Kirk Fogg Kirk Fogg - 6 months ago 23
R Question

Filtering dataset on closest date for multiple variables

I'm working with data where each subject has several variables, and a date on which each variable was measured. The variables are measured multiple times for each subject.

I have a separate file with, say, "target dates" for each subject. I want to filter the original dataset and include the only the variable measurements closest to the target date for each subject.

Here's a simple example:

library(dplyr)

set.seed(1234)

data <- data.frame(dates = sample(seq(as.Date('1999/01/01'),
as.Date('2010/01/01'), by="day"), 200),
ids = rep(1:50, 2))
data <- arrange(data, ids)
data$vars <- rep(1:2, 100)

target.date <- data.frame(dates = sample(seq(as.Date('1999/01/01'),
as.Date('2010/01/01'), by="day"), 50),
ids = rep(1:50))


For each subject, there are two variables each measured twice. I want to include only the measurement of each variable closest to the date in
target.date
.

I tried using dplyr like this:

data.sub <- data %>%
group_by(id, vars) %>%


but I'm not sure how to proceed, since I somehow have to reference the date in
target.date
associated with each of the
ids
. I'd also like to choose the closest date without going over the target date, but may not be possible for some subjects in this example I created.

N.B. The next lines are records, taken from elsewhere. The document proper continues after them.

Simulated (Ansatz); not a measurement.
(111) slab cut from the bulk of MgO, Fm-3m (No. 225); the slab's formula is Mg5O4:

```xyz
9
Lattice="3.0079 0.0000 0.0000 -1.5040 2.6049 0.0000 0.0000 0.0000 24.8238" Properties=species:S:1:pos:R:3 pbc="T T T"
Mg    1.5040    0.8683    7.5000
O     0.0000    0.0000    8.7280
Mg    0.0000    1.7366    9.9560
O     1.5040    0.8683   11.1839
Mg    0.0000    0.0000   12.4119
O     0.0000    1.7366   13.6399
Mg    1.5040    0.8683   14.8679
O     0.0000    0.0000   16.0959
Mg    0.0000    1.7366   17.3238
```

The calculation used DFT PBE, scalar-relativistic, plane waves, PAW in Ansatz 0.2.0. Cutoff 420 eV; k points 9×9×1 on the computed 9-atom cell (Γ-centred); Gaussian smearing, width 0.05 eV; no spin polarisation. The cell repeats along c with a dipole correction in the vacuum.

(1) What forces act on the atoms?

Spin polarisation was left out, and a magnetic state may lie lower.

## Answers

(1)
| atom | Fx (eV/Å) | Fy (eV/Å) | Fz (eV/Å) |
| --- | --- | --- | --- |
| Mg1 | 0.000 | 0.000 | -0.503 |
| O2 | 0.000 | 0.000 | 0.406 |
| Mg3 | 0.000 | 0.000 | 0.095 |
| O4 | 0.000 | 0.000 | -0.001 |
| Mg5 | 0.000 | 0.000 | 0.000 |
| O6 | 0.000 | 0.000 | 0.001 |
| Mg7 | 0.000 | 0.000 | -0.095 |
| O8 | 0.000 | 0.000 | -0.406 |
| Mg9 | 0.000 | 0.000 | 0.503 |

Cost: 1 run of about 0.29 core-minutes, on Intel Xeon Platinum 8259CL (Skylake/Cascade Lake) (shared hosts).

Here is a snippet of the output I'm trying to get at:

dates ids vars
1 2000-04-01 1 1
2 2003-08-26 1 2
3 2005-01-22 2 1
4 2002-05-13 2 2
.
.
.


For subject 2, both dates for
vars==1
are after the target date. But I included it in anyway for simplicity. But if possible, I'd like to take the dates closest to the target date without going over it.

Answer Source

Here is what I think you need. It is not very clear from your question and you did not provide expected output given the sample data. I can modify based on your feedback.

data <- inner_join(data, target.date, by = 'ids')
data$days <- difftime(data$dates.x, data$dates.y, units = 'days')
data$days <- abs(as.integer(data$days))
data %>%
  group_by(ids, vars) %>%
  filter(days == min(days)) %>%
  slice(1)